| Issue |
179278
|
| Summary |
[CIR][TRACKING] CUDA/HIP Support for ClangIR
|
| Labels |
ClangIR
|
| Assignees |
koparasy,
RiverDave
|
| Reporter |
RiverDave
|
Related: https://github.com/llvm/llvm-project/issues/175871
This issue tracks the effort to bring CUDA and HIP compilation to ClangIR, targeting NVPTX and AMDGPU backends. Our initial scope aims to pass PolyBench, matching the current state achieved in the incubator.
## Reference Material
The following resources contain patches merged in the incubator to establish GPU support:
* [OpenCL/GPU GSoC Tracking Issue](https://github.com/llvm/clangir/issues/689) \- Address space design and OpenCL infrastructure
* [CUDA PRs in incubator](https://github.com/llvm/clangir/pulls?q=is%3Apr+is%3Aclosed+CUDA+sort%3Acreated-asc)

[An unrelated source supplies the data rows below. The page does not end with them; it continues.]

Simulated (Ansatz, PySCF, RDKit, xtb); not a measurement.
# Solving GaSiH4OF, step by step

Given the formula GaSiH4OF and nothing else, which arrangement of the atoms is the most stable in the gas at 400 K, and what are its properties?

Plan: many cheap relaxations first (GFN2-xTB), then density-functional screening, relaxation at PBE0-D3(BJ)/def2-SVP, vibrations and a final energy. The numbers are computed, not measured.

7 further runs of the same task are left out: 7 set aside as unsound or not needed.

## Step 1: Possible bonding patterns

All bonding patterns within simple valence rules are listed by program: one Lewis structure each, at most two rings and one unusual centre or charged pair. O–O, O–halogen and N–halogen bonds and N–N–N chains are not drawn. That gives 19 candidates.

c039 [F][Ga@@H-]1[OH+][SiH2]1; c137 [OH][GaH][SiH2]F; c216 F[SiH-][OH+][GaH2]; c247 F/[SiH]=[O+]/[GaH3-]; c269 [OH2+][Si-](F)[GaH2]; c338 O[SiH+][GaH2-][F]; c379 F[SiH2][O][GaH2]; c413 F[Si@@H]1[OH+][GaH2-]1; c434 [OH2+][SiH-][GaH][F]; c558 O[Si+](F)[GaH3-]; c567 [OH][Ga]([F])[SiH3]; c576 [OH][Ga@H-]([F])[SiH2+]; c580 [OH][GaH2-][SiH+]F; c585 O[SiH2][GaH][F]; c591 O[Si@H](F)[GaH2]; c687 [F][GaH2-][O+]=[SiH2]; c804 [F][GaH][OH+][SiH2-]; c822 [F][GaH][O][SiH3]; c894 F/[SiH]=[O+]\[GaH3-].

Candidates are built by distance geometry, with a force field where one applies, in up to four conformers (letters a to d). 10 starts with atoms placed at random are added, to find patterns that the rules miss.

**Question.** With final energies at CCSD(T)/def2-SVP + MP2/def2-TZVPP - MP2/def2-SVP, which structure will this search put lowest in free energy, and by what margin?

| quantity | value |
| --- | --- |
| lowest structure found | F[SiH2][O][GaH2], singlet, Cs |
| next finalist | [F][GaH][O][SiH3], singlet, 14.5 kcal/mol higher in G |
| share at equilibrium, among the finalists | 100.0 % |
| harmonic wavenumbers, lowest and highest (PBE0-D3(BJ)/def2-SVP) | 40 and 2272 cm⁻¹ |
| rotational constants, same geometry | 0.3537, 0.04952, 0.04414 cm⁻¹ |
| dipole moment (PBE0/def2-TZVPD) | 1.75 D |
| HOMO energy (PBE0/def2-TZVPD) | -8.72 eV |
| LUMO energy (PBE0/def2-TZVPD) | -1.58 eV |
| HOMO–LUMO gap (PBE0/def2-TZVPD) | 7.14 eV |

* [HIP PRs in incubator](https://github.com/llvm/clangir/pulls?q=is%3Apr+is%3Aclosed+HIP+sort%3Acreated-asc)
---
## Overview
>From a ClangIR perspective, CUDA/HIP compilation involves three key areas::
1. **Target-specific infrastructure** \- ABIs, address space mapping, calling conventions
2. **Kernel launches and device code execution** \- Stub emission, kernel calls, device-side codegen
3. **Variable registration** \- Device, shared, Surface, Texture, constant, managed variable handling and fatbin support
---
## Goal 1: Target-Specific Infrastructure
Status: **In Progress**
This establishes the foundational support for NVPTX and AMDGPU targets, including ABI information, address space handling, and calling conventions.
### NVPTX Target Info
Status: **In Progress:**
* https://github.com/llvm/llvm-project/pull/177827
High-level Details:
* NVPTXABIInfo and NVPTXTargetCIRGenInfo classes
* Wire up nvptx/nvptx64 triples in getTargetCIRGenInfo()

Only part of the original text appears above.